If questions arise, the court and the parties shall convene, in the courtroom or by other agreed-upon means. The question shall be read into the record, and the attorneys shall offer comments on an appropriate response. The court may, in its discretion, provide the jury with a specific response to the jury’s question, but the court shall respond to all questions asked, even if the response consists of a directive for the jury to continue its deliberations.
(3) Copies of Final Instructions. The court shall provide a written copy of the final jury instructions to take into the jury room for deliberation. Upon request by any juror, the court may provide additional copies as necessary. The court, in its discretion, also may provide the jury with a copy of electronically recorded instructions.
(4) Clarifying or Amplifying Final Instructions. When it appears that a deliberating jury has reached an impasse, or is otherwise in need of assistance, the court may invite the jurors to list the issues that divide or confuse them in the event that the judge can be of assistance in clarifying or amplifying the final instructions.
(O) Materials in the Jury Room. The court shall permit the jurors, on retiring to deliberate, to take into the jury room their notes and final instructions. The court may permit the jurors to take into the jury room the reference document, if one has been prepared, as well as any exhibits and writings admitted into evidence.
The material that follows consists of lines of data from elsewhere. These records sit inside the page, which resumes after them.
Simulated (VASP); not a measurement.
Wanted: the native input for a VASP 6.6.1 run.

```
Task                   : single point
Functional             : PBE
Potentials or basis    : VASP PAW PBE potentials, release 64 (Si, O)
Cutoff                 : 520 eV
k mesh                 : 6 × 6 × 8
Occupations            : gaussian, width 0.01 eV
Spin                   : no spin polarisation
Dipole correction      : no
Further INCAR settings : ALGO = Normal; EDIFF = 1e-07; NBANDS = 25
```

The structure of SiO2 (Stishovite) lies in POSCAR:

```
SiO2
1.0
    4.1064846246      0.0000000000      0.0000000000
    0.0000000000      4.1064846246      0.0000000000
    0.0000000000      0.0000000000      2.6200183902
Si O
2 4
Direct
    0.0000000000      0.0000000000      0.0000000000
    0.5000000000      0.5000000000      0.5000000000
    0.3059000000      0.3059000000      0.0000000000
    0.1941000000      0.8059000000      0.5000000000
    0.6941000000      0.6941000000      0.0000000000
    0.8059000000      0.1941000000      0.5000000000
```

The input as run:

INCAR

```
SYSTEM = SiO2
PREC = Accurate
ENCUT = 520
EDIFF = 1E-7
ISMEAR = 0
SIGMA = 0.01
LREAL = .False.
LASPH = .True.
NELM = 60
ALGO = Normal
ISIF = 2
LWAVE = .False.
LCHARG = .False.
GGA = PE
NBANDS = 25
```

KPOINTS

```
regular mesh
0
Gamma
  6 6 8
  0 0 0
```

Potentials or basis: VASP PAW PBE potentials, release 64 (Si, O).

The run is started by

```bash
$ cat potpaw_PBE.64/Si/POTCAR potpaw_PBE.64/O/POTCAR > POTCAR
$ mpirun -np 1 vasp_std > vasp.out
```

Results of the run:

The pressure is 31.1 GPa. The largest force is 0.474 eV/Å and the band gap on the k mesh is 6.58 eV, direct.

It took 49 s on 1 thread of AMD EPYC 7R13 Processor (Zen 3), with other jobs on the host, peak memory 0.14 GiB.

(P) Provide Testimony or Evidence. If, after beginning deliberation, the jury requests a review of certain testimony or evidence that has not been allowed into the jury room under subrule (O), the court must exercise its discretion to ensure fairness and to refuse unreasonable requests, but it may not refuse a reasonable request. The court may make a video or audio recording of witness testimony, or prepare an immediate transcript of such testimony, and such tape or transcript, or other testimony or evidence, may be made available to the jury for its consideration. The court may order the jury to deliberate further without the requested review, as long as the possibility of having the testimony or evidence reviewed at a later time is not foreclosed.